A lot of people seem to remember their childhoods or past events very clearly.

I’m not one of those people. I am a little concerned while I’ll say (write) this but I have a slight suspicion that about 70% of what I believe to be memories of past events in my life I actually made up in my mind or mixed with stories revolving around old photographs. 

 

My parents were born in the late 50s and come from a small village in Turkey. I’m pretty sure there was no romantic story of how they met. It wasn’t an arranged marriage but maybe something similar, although, once they had met, so I remember my mom saying, they have had a crush on each other. 

I was born and raised in Germany. My dad was a plumber and my mom worked at a factory. I was born around 6 pm - truly considerate of the fact that my parents were blue-collar workers. 

On the contrary, some of my friends’ parents were doctors or architects, who had chosen each other out of conscious love when they were students in Paris or met at a charity event and one spilled caviar hors d’oeuvre over the other.  

Having heard stories like that from friends when we were all in elementary school I must have felt pressured to come up with a romantic story for my parents.

When you are a child it’s hard to embrace your identity and feel proud of your parents for what they have accomplished in their rough lives. Instead, let’s be honest, most kids are embarrassed for whatever reason when it comes to their parents.

I was, back then and so I made up this story:

 

It was a nice day at a lively park somewhere in Turkey in the mid 70s. My dad was sitting on a bench reading a communist book. My mom approached the bench and was about to sit down when my father suddenly reached out with a startled sound trying to stop her.

It was too late. My mom had already turned around and set down on a gum someone had spat out there. My dad tried to explain to her what just happened and though she was shocked about probably having ruined her new skirt, she found it cute how clumsy and shy my dad was when he offered her his help. They chatted for a good while and promised each other to meet again at the same place the next day. And so they did …

I have to say, I am impressed by how smart I was in that age not to have added any glamor to the story or chose a fancier location like Rome or even Istanbul because nobody would have believed it.

 

I believed it though! For quite a long time I truly believed that that was the story of how my parents met. I don’t even know the truth.

I’m sure I asked my mom or my dad and I’m positive they told me something. I suspect though that I wasn’t impressed by it or that I didn’t like it and therefore created scenarios in my head.

How often have I done that in my life, I wonder? And what does that say about me?

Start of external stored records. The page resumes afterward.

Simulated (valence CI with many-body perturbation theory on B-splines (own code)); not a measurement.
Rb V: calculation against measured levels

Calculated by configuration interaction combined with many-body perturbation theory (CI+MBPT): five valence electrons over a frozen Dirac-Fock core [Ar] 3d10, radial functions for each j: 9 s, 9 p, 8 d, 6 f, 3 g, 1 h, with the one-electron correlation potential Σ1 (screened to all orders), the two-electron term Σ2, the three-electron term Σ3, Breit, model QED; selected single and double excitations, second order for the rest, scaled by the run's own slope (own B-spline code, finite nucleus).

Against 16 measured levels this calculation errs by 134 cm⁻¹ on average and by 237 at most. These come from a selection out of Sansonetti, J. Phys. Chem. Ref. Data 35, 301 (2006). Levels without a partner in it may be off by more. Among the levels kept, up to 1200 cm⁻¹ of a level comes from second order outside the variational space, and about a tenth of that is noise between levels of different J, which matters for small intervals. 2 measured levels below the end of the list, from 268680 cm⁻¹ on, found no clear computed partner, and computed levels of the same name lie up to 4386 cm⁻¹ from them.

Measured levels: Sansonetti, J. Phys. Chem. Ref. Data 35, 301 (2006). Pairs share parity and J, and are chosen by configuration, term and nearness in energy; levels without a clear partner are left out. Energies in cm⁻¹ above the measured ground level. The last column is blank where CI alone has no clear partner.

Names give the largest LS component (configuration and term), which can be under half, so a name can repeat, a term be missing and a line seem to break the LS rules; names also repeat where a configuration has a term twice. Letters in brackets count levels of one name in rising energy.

That I’m a dreamer, a lunatic with a vivid mind, who needs help?

 

Then again, I don’t mind having a vivid imagination and making up stories. In fact, it’s what makes me me. I’m quite a visual person and if my brain could control a camera, lights, an orchestra and actors/actresses at the same time, I would produce a short video at least five times a day and present it to you like a gacha, a toy that comes out of a vending machine, with a flourish of trumpets.

 

I just wished that I could remember an event in the past without creating additional sub stories at the same time, just so I know what really went on in my life.

Do you know what I mean? I’ll never find out what I have deleted in my mind and have replaced it with.

 

I’ve started to question a lot of my memories:

Was “Sleeping Beauty” really the first movie I watched in the cinema?

Have I really stood in our door way with other kids from the neighborhood and said to St. Nikolaus, who was about to give us presents “Are you not Daniel, my aunt’s boss?” and then looked at my mom and the other kids who gazed at me in disbelief?

 Did my grandma really tell me Turkish fairy tales when she tucked me into bed? Did she tuck me into bed? 

 

I really don’t know for sure.

It’s funny though that on the other hand I can recall very clearly how something felt, smelled, or sounded:

 I can still smell the burned plastic of the bottom of our home phone that the naughty son of one of our family friends put on the stove to see what happens to the phone when you turn the stove on. 

When I put on sun lotion it always takes me back to a beach holiday in Turkey we once had and I can still remember how it felt to have warm sand between my toes.

I can also still feel how the floor was shaking and trembling when my aunt ran up to my cousin who started screaming and hitting because a relative had just told her that she won’t be able to go to her father’s funeral in Turkey. I can still hear her painful scream in my ears.

I don't think I made that up. Just that bit is a true memory!